The east coast of the US is going to be hit with a one-two punch.
The powerful winter storm currently walloping the northeast, is bringing heavy snow, high winds, and blizzard conditions. Forecasters referred to it as a “bomb cyclone” because of its rapid drop in atmospheric pressure, which causes the system to intensify quickly.
And it’s not over when the storm passes: It’s pulling in a brutal blast of air via the polar vortex that will plunge already-icy temperatures in the eastern US to record lows tomorrow (Jan. 6) and throughout the weekend.
The National Oceanic and Atmospheric Administration (NOAA) expects the storm’s pressure to keep dropping, possibly to as low as 950 millibars, making it one of the strongest winter storms in recent memory.
As the storm system moves north, a front of bitterly cold air from the Arctic will move in to take its place, plunging temperatures to 40 degrees below normal across the mid-Atlantic states and the northeast.

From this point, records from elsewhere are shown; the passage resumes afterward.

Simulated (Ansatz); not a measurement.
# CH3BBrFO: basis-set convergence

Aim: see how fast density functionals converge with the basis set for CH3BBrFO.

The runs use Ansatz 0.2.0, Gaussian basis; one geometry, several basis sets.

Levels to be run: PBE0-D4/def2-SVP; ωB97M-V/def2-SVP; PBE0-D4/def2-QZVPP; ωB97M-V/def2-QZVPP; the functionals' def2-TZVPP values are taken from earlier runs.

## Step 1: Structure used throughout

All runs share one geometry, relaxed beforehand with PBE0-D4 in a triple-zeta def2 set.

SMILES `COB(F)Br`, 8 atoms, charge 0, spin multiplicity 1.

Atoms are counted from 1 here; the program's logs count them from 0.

The cold air is a product of the polar vortex, the weather phenomena that results from the large pocket of cold air circulating around the North Pole interacting with the polar jet stream, causing it to break its shape and split. When this happens, the jet stream pushes swaths of arctic air south, resulting in colder-than-normal winter temperatures.
The vortex is represented in the gif below by the swirling purple mass, which shows forecasted temperatures as low as -21°F.
The rapid change in pressure from a bomb cyclone draws cold air in quickly, creating icy temperatures in its wake.
Wind-chill warnings, watches, and advisories are in effect through most of the midwest, south, and northeast. The cold front is expected to break records throughout the east. The state of New Hampshire could be colder than Mars, with a forecasted low of -35° F on Mount Washington (vs. a high of -2°F on that other planet).
The National Weather Service (NWS) expects the current storm to “continue to rapidly intensify” as it moves up the east coast. Strong, damaging winds could down trees and power lines, which may lead to widespread power outages just as the polar vortex moves in.
Snow has fallen at a rate of about an inch per hour—parts of Virginia received 8.5 inches overnight, Atlantic City, NJ could see as much as 18, and New England is forecast to get up to 12. Winds as high as 77 mph (the strength of a category-1 hurricane) were reported in eastern North Carolina. Thousands of customers have already lost power in Virginia.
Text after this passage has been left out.